Acceptance of our limitations or circumstances does not mean that we will remain stuck in them forever. Interestingly enough, it is only by accepting them that we become able to grow beyond them. But let me caution that acceptance and resignation are not the same thing! Acceptance is a big lofty word that seems to be open to this wide chasm of interpretation. And, to some extent, I think this wide-openness precipitates confusion just as much as it allows for for freedom.
So what is acceptance and what is it not? Let’s first look at what it is not because most of us are guilty of practicing the ruinous side of this coin much more often than the virtuous side.
Acceptance is NOT
throwing a tantrum; pouting; judging or spreading ill about other people; plotting revenge; replaying or projecting conversations in your head; repeatedly telling everybody you talk to about an incident in which you were wronged; and accepting unacceptable behavior, just to name a few.
This last one is a biggie! There is a train-wreck at the end of accepting unacceptable behavior. How often do you allow someone to dictate your actions, either because they are overtly forcing it on you as if you’re their captive (and you buy into the idea that you deserve it) or because you are choosing to allow someone else to take up free rent space in your head? Their words permeate your actions, not because you want them to, but because they are already embedded deep in your thoughts. You find yourself doing or allowing the same thing over and over again and wondering why you can’t change that part about yourself or your life. And then you resign. You resign yourself into a deep abyss and call it acceptance.
Just as acceptance and resignation are not the same, acceptance and tolerance are not the same either.
It’s like this: Acceptance run riot becomes resignation. Tolerance run riot becomes self-loathing.
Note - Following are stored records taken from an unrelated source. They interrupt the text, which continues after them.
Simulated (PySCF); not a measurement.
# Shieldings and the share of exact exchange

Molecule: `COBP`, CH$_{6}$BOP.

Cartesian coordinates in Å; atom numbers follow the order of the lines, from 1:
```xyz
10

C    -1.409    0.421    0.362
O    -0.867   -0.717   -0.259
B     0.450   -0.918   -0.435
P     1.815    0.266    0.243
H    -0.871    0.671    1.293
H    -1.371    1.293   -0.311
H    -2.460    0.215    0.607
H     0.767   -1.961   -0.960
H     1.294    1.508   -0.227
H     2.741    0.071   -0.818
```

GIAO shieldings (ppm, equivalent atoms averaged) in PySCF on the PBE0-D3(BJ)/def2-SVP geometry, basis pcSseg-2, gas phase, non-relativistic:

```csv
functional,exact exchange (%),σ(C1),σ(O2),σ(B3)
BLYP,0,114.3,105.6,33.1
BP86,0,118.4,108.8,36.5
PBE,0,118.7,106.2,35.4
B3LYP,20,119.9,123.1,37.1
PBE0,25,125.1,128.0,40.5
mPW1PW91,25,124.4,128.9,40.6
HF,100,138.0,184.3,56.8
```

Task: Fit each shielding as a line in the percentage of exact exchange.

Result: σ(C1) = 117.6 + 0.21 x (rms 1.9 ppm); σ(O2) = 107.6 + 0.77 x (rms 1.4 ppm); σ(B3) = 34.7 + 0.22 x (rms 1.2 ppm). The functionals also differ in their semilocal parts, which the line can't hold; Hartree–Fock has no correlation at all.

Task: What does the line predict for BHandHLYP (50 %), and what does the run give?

So what is tolerance, then?
Tolerance is temporary and external. It is allowing someone else the grace of poor behavior and not taking it personal or making it your personal quest to rake thru sorting it out with them. It is giving someone the dignity to take ownership of their own poor behavior by telling them the truth, by setting boundaries, and by not going back for more. It is honoring your own self-worth, while letting others to choose to destroy their’s.
Acceptance, on the other hand, is more about an internal state of being. It is a mental, emotional and spiritual resolve; an energy signature. Acceptance and tolerance (in its virtuous side) go hand-in-hand. Acceptance is what makes tolerance possible.